The Indecisive Time Traveler’s Dilemma
I’ve long been obsessed with the idea of the ‘Sliding Doors’ moment: one seemingly inconsequential event that changes the trajectory of your entire life — an obsession that began when I first watched the 1998 movie that inspired the name of this phenomenon.
Until the gift of goop, Sliding Doors was Gwynyth Paltrow’s most significant contribution to pop culture. If you haven’t seen the film, first reevaluate whether you’ve really been taking advantage of all those streaming service subscriptions, then keep reading as I summarize: Paltrow plays Helen, a woman whose life goes in two wildly different directions based on whether she does or does not catch a train. In the first scenario, she makes the train, arriving home to discover her boyfriend in bed with another woman. Devastated, Helen channels her heartbreak into a new beau and fresh lease on life, chic breakup haircut included. In the second scenario, she just misses the train and subsequently, her boyfriend’s infidelity, enabling him to string her along as her life continues on a downward spiral.
Now, I’m generally happy with my life; I live in a world-class city where I can attend a Monet exhibit, dine on Michelin-rated dim sum and pay $14 to see Amy Schumer perform live, all on a random Tuesday, I have friends who make me laugh so hard I could pee my pants (and have, more than once) and I’ve been blessed with exceptional nail beds. But that hasn’t stopped me from wondering what my life might look like if just one moment had played out differently.
The crux of turning this daydream into reality is that it’s impossible to pinpoint which moment to change. I get anxious when presented with the opportunity to alter my fate with a single trip in a time machine because we have no way of knowing its butterfly effect. What if I visit my grandfather who died before I was born and that somehow interferes with my dad’s initial encounter with my mom at that Santa Cruz coffee shop? Or I travel back to that autumn afternoon in 1995 where Miss Yelena, my very old, very Russian, and very mean dance teacher has just made me cry; I convince my kindergarten self not to quit ballet but years later I suffer a Black Swan-style mental breakdown. You get the idea.
In the age of scrolling and swiping, I’m already paralyzed by choice over insignificant purchases and significant others. Strategizing the remodel of one’s entire life is simply too monumental a responsibility for an average (but charming!) thirty-one-year-old woman.

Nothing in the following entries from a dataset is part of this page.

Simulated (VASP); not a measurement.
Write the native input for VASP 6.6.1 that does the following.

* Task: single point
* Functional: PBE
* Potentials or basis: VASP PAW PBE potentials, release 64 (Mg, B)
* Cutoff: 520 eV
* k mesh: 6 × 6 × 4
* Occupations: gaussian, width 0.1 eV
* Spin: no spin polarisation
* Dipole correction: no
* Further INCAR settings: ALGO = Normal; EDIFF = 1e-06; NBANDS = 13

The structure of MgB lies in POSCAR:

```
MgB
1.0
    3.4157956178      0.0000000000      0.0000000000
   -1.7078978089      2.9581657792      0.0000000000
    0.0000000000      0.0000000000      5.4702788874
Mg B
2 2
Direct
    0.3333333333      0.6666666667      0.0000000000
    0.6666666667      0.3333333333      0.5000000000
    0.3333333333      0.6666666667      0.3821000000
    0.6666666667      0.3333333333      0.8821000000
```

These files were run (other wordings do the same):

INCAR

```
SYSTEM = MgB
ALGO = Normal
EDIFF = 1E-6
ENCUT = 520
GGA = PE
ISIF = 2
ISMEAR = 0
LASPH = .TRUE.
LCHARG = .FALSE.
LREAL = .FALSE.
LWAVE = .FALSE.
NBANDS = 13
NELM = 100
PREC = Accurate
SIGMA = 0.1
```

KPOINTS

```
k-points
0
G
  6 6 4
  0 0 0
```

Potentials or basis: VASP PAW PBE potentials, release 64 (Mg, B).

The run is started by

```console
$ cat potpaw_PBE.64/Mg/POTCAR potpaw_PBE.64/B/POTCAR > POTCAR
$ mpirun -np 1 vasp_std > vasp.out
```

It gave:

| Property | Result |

Instead, I’d prefer to leave this one up to the time machine. I have to assume that if we’re in a universe where time travel is possible, advanced artificial intelligence is possible, too. Of course, if the time machine cannot choose a destiny-ation for me, I suppose I would revisit that fateful evening at Blockbuster when I first reached for Sliding Doors; no chance The Pallbearer inspires this level of anxiety.